As a semester ends, chaos begins
By Michael Tsai
There's nothing like the end of a college semester to remind a perpetual student and newbie teacher of the truth of the second law of thermodynamics.
I'm no Bill Nye, to be sure. I think I took physics in high school once, but only long enough to discover that it's much easier to carve "Ozzy Rules" on the Formica top of a detention-room desk than a hard science-lab table.
In any case, somewhere along the line, the apricot pit that serves as the left side of my brain saw fit to retain the idea that everything in the universe eventually moves toward dissolution, disorganization and chaos.
I believe the proper term is entropy, and it has something to do with heat transfer and the ability to produce work and the degradation of usable energy to unusable energy and, uh ... SparkNotes, please.
Fine, I don't fully understand the concept and all of its implications (and please, science nerds, do not e-mail me your definitions. It's embarrassing when my eyes glaze over at work). But what little I grasp seems readily apparent as this interminable semester wheezes to an overdue end.
My English classes, once full of bright-eyed freshmen, are now a M.A.S.H. ward of overwrought, sleep-deprived wrecks pleading dying grandmas, glitchy computers, flat tires and mysterious illnesses in an effort to wring a few days of deadline reprieve. Term papers start brilliantly and peter into page-long block quotes and unintelligible text-message-style rambling. Desperate late-night e-mailers forget not just the attachment, but the message itself.
Can't say I'm doing so great, either. Entropy is increasing; my transfer of heat to cooler surroundings is rapid.

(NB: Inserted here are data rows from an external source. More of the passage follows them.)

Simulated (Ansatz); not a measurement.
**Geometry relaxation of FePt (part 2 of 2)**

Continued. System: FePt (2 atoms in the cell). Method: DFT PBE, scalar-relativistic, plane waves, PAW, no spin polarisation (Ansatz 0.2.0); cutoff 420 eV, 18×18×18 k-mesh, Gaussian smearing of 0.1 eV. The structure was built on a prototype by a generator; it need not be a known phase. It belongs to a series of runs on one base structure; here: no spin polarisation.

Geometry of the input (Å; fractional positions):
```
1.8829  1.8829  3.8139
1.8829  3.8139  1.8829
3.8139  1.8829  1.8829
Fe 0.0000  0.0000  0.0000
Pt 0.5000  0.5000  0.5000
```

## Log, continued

At home, I tiptoe through stacks of ungraded papers and newspapers containing stories I barely recall writing. I haven't cleaned since Christmas break, and the only clear spaces on the floor are such because they're drying from my diabetic cat's latest bladder indiscretion.
And each day it seems harder and harder to get moving and stay moving.
The rules of entropy account for this, reasoning that the universe itself seeks a state of balance in which all energy is uniformly distributed. At this point, with no imbalances to be corrected in the form of work, work itself ceases.
Upon further review, I guess I do love science.